From the cases above, the root cause consistently comes down to NEG reconciliation failures under the Gateway API. Two concrete issues can trigger it:
-
Stuck / orphaned ServiceNetworkEndpointGroups
If a Service is deleted or recreated but its ServiceNetworkEndpointGroup remains stuck (often due to the networking.gke.io/neg-finalizer), the NEG controller never fully reconciles. Backends remain unusable and the load balancer starts unconditionally dropping traffic.
Deleting the NEG (and removing the finalizer if needed), then recreating the Service/Deployment forces a clean rebuild and restores traffic.
-
Mismatch between Service ports and cloud.google.com/neg annotation
If the NEG annotation references a port that no longer exists in the Service spec, the neg-controller repeatedly fails with ProcessServiceFailed. This can work for months and then suddenly break once the controller re-syncs. Simply fixing the annotation to match the Service ports immediately resolves the issue.

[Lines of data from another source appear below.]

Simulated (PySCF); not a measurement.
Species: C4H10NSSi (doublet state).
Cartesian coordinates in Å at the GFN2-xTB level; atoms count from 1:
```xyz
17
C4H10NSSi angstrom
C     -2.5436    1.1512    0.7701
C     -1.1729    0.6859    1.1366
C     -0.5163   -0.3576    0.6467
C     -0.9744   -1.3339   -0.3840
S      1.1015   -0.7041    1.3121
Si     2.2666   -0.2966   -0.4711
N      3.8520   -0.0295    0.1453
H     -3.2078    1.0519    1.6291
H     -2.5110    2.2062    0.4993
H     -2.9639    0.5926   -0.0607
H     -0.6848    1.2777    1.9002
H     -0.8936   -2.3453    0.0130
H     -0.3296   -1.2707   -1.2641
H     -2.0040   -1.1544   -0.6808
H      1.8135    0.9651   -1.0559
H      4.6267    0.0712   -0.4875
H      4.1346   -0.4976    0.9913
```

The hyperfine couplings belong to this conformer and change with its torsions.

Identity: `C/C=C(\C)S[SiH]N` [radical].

The “unconditional drop overload” message is downstream behavior when the load balancer has no valid backends, not a capacity problem.
Recommendation:
When you see this error, always inspect:
-
ServiceNetworkEndpointGroup status and finalizers
-
neg-controller events on the Service
-
Exact alignment between Service ports and the NEG annotation
In most cases, correcting NEG state or annotation drift is sufficient without touching Gateway or HttpRoute resources.